In between getting pictures taken for the Festival Pete spent a good chunk of time to give me an idea of the process of what it took to get his second picture to the big screen. The man discusses everything about the project from the process of getting it off the ground, his desire to sell-out, what he learned from being on Project Greenlight, what it was like to make out with a guy for the first time, and he even has some thoughts on the process of making movies that young filmmakers everywhere need to hear.

Special thanks to Chris Gore over at Film Threat who was instrumental in making this interview happen.


What were you taking pictures for? The Chicago Film Festival needed some gay pictures of me so I had to get into character. How are things there?

We had our premiere a few nights ago and I couldn’t have asked for a better audience. It was great. The biggest complaint I got was that some people couldn’t hear some lines because people were laughing over them. Even my own mom liked it and she’s a fire and brimstone Irish Catholic.

Now, we both grew up in the suburbs here in Illinois. Where did you eventually go to college?

I went to Mizzou. University of Missouri-Columbia.

What did you graduate with?

I graduated with a journalism degree. It sounds better than it was.

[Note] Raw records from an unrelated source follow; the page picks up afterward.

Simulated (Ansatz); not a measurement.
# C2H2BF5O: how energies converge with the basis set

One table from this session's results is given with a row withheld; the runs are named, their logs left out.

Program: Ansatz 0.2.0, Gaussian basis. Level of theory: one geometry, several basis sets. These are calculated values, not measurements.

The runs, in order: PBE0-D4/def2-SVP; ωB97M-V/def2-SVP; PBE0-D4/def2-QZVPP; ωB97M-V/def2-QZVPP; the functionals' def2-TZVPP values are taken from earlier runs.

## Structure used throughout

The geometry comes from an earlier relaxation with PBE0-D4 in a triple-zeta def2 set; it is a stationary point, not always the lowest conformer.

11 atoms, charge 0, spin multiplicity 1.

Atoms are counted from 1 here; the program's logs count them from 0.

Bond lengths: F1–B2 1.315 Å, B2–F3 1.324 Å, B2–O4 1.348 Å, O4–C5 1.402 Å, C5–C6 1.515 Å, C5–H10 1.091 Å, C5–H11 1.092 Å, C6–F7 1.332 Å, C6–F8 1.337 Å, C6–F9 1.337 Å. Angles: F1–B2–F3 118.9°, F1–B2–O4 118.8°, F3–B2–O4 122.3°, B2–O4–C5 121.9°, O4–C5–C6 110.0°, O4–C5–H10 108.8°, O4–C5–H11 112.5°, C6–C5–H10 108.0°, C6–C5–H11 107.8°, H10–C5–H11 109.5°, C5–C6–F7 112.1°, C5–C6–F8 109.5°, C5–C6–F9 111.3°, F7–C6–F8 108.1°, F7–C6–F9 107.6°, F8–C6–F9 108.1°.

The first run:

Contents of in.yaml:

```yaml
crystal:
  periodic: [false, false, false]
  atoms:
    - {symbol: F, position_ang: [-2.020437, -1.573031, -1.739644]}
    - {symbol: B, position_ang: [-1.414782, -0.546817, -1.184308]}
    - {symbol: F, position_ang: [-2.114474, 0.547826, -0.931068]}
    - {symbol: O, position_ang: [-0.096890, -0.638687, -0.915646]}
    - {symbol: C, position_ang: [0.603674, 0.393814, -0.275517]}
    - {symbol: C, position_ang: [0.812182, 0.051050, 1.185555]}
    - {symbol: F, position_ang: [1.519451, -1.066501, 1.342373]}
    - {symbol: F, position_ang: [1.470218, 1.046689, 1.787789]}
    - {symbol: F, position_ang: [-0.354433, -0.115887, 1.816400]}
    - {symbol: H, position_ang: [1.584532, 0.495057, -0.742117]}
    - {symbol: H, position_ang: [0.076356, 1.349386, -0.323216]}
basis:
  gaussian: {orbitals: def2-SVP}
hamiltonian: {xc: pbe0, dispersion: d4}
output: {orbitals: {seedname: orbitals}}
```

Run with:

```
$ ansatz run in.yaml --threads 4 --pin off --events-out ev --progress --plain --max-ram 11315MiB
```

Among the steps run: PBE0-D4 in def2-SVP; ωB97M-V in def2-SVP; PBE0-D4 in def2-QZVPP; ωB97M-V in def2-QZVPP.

Did you do any paper writing?

Yeah, the main thing was that I was the weekend sports anchor and weekday sports reporter for NBC. That was a lot of fun. I got recognized a lot by ladies over 70 with purple hair. That was my big demographic. Unfortunately, all the college girls were out so the only people at home, it just didn’t work. I couldn’t make anything work with that fan club. I guess I could’ve but I’m just not wired that way.

How did that translate, then, into movies and screenwriting?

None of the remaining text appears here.